Mother defends abducting her kids

Associated Press

KENNEWICK — A Benton City woman says she took her two daughters from a previous marriage and fled California five years ago to protect the girls from their father.

"I did what I knew in my heart was right — the only thing I had left to do," Annette Seddon said in a telephone interview from the Benton County jail.

Seddon and her husband, Steve, agreed Monday not to fight extradition to San Bernardino County, Calif., where they face possible charges of child abduction. Each is being held in lieu of $250,000 bail.

The Seddons were arrested earlier this month after Steve Seddon was stopped for a possible traffic violation.

He said the couple never tried to keep the father, Michael Bonifazi, from the two girls, Ciara and Cortney. They just wanted the visits supervised.

The Seddons have accused Bonifazi of abusing his daughters, but deputy district attorney John Watterson of San Bernardino County said there has been no evidence of abuse and Bonifazi has never been charged.

Bonifazi, of Yucca Valley, Calif., said he was convicted of sex with a minor in 1989 when he was 24 and had a relationship with a 17-year-old girl. He was married to Annette at the time.

"It may have been a stupid thing to do," Bonifazi said. "But it doesn’t mean I’m a child molester."

Annette and Michael Bonifazi divorced in 1992.

"They were back and forth in a longstanding custody battle from 1992 to 1997," said Bruce Granlund, an investigator for the San Bernardino County District Attorney’s Office.

When the courts allowed Bonifazi unsupervised visits with the girls, the Seddons decided to run.

"We lost our appeal," Steve Seddon said. "We had no other choice."

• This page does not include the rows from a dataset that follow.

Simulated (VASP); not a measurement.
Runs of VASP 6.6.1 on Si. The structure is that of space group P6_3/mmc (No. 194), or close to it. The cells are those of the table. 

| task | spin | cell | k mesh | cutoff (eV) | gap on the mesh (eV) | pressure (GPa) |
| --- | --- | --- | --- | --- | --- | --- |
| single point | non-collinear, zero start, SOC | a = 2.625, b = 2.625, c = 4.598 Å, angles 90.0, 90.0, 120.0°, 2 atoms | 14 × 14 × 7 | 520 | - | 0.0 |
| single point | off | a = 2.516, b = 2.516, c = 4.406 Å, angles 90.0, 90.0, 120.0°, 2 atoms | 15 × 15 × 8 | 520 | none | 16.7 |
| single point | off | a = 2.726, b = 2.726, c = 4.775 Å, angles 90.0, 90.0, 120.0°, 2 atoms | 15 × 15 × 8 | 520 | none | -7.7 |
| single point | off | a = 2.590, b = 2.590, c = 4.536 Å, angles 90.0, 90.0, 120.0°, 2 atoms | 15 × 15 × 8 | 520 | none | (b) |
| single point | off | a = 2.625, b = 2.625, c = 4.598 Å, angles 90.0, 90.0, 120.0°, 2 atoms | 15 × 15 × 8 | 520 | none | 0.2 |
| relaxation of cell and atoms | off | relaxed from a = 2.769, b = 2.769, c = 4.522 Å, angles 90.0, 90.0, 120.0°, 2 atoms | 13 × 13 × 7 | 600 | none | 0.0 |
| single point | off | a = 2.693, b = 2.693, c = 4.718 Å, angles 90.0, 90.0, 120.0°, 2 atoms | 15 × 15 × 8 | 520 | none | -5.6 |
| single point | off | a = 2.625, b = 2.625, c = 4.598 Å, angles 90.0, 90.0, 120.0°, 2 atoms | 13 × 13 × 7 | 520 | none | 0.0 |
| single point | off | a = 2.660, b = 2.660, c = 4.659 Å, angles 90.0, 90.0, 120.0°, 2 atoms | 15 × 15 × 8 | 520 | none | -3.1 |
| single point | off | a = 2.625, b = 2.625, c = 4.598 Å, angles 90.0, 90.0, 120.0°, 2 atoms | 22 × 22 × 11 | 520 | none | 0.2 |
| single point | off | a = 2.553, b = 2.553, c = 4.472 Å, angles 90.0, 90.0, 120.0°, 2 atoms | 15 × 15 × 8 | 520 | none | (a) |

In December 1997, the Seddons took Ciara, then 9, and Cortney, 6, along with daughter Alison Seddon, 4, and 16-year-old Ernie, Annette Seddon’s son from another marriage, and left for Plains, Mont.

Granlund said he found Ernie, who by then had turned 18, in Plains in 1999. But the Seddons and the three girls were on their way to Eastern Washington. In Benton City, they built new lives with new names — Mark and Debbie Davis.

Steve Seddon got a job at an auto parts store and Annette Seddon stayed home with the girls, whom she home-schooled. They tried to live a normal life and not dwell on the past.

"We didn’t really talk about it," Annette Seddon said.

The most difficult part of hiding was lying to everyone about who they were.

"Yes, I lied," she said. "But it was imperative to our safety and well-being."

Ciara, now 14, and Cortney, 10, were returned to California for a reunion with their father.

Alison, now 8, is being cared for by her grandmother, Marguerite Galaski, Annette Seddon’s mother.

Annette Seddon said she wonders how her daughters are faring in California. "I’m just hanging out here wondering what is going on," she said. "It’s very difficult."